“On the world production scene is really where the rubber meets the road as far as cotton prices are concerned. Over the long haul, the world supply/demand situation is a more important influence on price activity in the futures market.”
Though the U.S. started the current cotton marketing year last Aug. 1 with “what we thought was a very adequate supply of cotton that would keep prices low,” says O. A. Cleveland, that outlook got knocked a-kilter.
“We soon discovered that with the crop that was coming in, coupled with very strong demand internationally, our supply-demand situation was going to look better than we ever imagined,” he said at the annual joint meeting of the Mississippi Boll Weevil Management Corporation and the Mississippi Farm Bureau Federation’s Cotton Policy Committee at Grenada, Miss.
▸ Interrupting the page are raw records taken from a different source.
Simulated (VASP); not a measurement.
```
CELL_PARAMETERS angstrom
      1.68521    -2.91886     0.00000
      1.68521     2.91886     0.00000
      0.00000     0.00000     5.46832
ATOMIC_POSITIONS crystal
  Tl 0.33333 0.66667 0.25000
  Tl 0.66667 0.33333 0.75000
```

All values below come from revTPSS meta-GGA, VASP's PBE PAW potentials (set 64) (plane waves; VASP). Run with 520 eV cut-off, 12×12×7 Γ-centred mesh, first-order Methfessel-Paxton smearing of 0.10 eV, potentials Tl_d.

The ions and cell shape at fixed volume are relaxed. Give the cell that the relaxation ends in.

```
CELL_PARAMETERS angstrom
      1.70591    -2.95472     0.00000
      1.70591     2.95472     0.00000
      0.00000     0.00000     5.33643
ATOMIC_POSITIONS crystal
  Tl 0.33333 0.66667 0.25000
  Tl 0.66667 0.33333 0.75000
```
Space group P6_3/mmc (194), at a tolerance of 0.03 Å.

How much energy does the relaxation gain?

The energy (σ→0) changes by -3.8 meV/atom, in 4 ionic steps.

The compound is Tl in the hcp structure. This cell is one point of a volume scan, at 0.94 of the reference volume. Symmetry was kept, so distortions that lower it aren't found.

Cleveland, Mississippi economics professor emeritus and now a private analyst for several organizations, says the consensus was that the beginning U.S. carryover Aug. 1, 2009, of 6.4 million to 6.5 million bales would keep prices low.
But, surprise! “In April, we took the July futures contract up to about 84 cents, and we stayed there in a trading range for 19 consecutive weeks. Some were thinking the price was headed to the moon — but basically every time the market got to 84 cents, it would fail to go higher.”
The U.S. decertificated some 800,000 to 850,000 bales of certified stocks during that time period, he says, currently at about 200,000 bales. “There are another 50,000 bales, I think, that could come off, so we could be as low as 150,000 bales of certified stocks.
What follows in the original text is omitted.